FUNKED UP: Pioneering funk band to play free concert

Published 7:02 pm Wednesday, July 30, 2014

Mother's Finest

Mother’s Finest

Funk, soul, blues, jazz and metal — musical genres not so easily lumped together. But this weekend, a free concert at downtown Washington’s Festival Park will show music lovers how it’s done.

Mother’s Finest, an Atlanta-based band, will take the park’s main stage at 6:30 p.m. Saturday. The band is considered one of the pioneering American funk bands of the 1970s and early ‘80s, with three albums that went gold and a successful touring career, opening for acts like Ted Nugent, Black Sabbath, The Who, Aerosmith and AC/DC.

CAPS, a band comprised of hometown musicians Chuck Phillips, James Weatherly, Wes Toler and Will Taylor, will open for Mother’s Finest at 5:30 p.m.

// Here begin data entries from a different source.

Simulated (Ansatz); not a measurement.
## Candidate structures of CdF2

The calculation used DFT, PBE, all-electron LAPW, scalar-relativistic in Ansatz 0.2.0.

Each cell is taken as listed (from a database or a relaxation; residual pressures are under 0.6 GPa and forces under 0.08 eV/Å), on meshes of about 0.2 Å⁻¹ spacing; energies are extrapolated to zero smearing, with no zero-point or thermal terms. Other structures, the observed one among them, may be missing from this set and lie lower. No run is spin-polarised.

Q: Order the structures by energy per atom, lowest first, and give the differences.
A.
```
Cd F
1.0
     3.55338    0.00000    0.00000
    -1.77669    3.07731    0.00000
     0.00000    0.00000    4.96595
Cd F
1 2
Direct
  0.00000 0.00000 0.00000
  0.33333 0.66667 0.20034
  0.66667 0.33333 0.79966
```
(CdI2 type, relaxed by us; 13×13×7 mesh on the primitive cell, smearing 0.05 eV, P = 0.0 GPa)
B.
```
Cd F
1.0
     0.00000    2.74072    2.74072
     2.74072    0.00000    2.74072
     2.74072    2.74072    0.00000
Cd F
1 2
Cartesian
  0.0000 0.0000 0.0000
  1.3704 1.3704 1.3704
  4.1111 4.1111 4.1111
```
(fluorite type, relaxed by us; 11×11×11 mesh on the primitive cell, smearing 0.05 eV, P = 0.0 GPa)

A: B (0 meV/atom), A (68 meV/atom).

The free concert might be a Washington Harbor District Alliance event, but a Washington restaurant owner — Billy Dunn — pitched the idea, and is footing the bill, for the band’s performance, according to Beth Byrd, executive director of the Washington Harbor District Alliance.

“Basically the story is Billy Dunn. He’s the one who came up with the idea of inviting them out and he’s the one who really made it happen,” Byrd said. “He wanted to promote Washington as a destination and hoping to promote his restaurant, On the Waterfront.”

While the concert is free, Byrd said she’s hoping to raise a little money for WHDA in a couple of different ways. Unprecedented for Festival Park, On the Waterfront will host a beer garden and those with armbands will be allowed to drink alcohol in the roped-off park. A $5 donation to WHDA is being requested for each armband.

WHDA volunteers will also be selling hot dogs, chilidogs and barbecue, while On the Waterfront employees will have popcorn shrimp and fish and chips for sale. Byrd is counting on music lovers to stick around after the concert and try out the downtown restaurants.

“We’re encouraging people to go out to dinner when we get done with the concert,” Byrd said.

Based on feedback from the public, the Festival Park crowd might get rather large, Byrd said.

“I’ve heard from people in Virginia, in Raleigh — we expect to bring a lot of people to town with this concert,” Byrd said.